Where a defendant has engaged in a uniform scheme of fraudulent conduct toward the public or a large group of people, class treatment is appropriate. The Court finds that common issues of law or fact predominate.
2. The Class Device is the Superior Method of Adjudication
Rule 23(b)(3) provides a nonexclusive list of factors for the Court to consider to determine whether the class action is the superior means of dispute resolution:
The matters pertinent to the findings include: (A) the interest of members of the class in individually controlling the prosecution or defense of separate actions; (B) the extent and nature of any litigation concerning the controversy already commenced by or against members of the class; (C) the desirability or undesirability of concentrating the litigation of the claims in the particular forum; (D) the difficulties likely to be encountered in the management of a class action.
Fed.R.Civ.P. 23(b)(3).
These factors indicate that a class action is the superior method of adjudication. First, no absent class member has indicated an interest in controlling the prosecution of a separate action. Second, there is no indication that there are other, related suits pending against Defendants by absent class members. Third, it is preferable to concentrate the litigation of this dispute in the Southern District of Georgia, where the averred fraud occurred, as this will promote efficiency and avoid inconsistent adjudications.4 Fourth, the case appears to present *697no unusual case management problems. “[Manageability] will rarely, if ever, be in itself sufficient to prevent certification of a class. ‘Courts are generally reluctant to deny class certification based on speculative problems with case management.’ ... Even potentially severe management issues have been held insufficient to defeat class certification.” Klay, 382 F.3d at 1272-73 (quoted source omitted).

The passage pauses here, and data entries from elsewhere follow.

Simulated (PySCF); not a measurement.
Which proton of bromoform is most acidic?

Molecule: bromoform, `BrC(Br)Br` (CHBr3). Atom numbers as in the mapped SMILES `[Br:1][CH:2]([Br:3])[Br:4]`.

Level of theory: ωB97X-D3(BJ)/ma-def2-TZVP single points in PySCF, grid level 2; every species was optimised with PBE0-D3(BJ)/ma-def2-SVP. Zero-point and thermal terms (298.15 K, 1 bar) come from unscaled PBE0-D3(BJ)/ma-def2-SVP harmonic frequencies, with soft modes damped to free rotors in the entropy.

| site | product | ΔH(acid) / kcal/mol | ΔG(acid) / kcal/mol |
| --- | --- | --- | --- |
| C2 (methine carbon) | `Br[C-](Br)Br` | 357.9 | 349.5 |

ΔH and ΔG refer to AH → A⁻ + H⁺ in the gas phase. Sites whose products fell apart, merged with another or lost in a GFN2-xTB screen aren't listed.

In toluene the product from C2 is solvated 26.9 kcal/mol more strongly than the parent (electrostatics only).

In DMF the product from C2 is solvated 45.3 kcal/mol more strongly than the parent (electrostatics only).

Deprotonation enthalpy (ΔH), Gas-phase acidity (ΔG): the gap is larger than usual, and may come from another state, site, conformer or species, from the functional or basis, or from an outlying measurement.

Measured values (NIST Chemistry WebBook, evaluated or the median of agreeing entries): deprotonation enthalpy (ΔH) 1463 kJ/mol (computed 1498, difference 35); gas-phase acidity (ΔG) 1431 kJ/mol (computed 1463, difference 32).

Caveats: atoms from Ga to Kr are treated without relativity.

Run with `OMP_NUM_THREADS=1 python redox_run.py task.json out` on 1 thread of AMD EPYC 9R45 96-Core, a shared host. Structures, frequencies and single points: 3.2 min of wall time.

The Court rejects Defendants’ suggestion that individual lawsuits are a superi- or means of adjudication. A “negative value” suit is one in which putative class members would expend more money by litigating their suits individually than they would stand to gain in damages on an individual basis. The “most compelling rationale for finding superiority in a class action [is] the existence of a negative value suit.” Castano, 84 F.3d at 748.
Contrary to Defendants’ argument, this is a .negative value suit. Each class member’s loss would likely not exceed $100, and punitive damages would be capped at about ten times that figure under Supreme Court precedent. State Farm Mut. Auto. Ins. Co. v. Campbell, 538 U.S. 408, 429, 123 S.Ct. 1513, 155 L.Ed.2d 585 (2003). Even considering the availability of attorneys’ fees, such a claim would not be worth pursuing on an individual basis. It would be inefficient and burdensome for the courts, the class, and Defendants, to allow the claims to be prosecuted individually. The Court concludes that the class device provides the best method to adjudicate the claims presented by Plaintiffs on behalf of the class.
CONCLUSION
For the reasons explained above, Plaintiffs motion for class certification is GRANTED. Dkt. No. 92.
The Court will certify three subclasses, as follows:
Class A: All persons or entities who purchased automotive gasoline from the Cisco Travel Plaza on Exit 1 off of Interstate 95 in Camden County, from the Cisco Travel Plaza on Exit 6 off of Interstate 95 in Camden County, or from the Cisco Express on Exit 6 off of Interstate 95 in Camden County during the period from December 2006 until Plaintiffs filed their complaint, and who received less automotive gasoline than indicated on the fuel pumps.
Class B: All persons or entities who purchased automotive gasoline from the Cisco Travel Plaza on Exit 1 off of Interstate 95, in Camden County, from the Cisco Travel Plaza on Exit 6 off of Interstate 95 in Camden County, or from the Cisco Express on Exit 6 off of Interstate 95 in Camden County during the period after electronic pumps were installed in 2005 until December 2006, and who received less automotive gasoline than indicated on the fuel pumps.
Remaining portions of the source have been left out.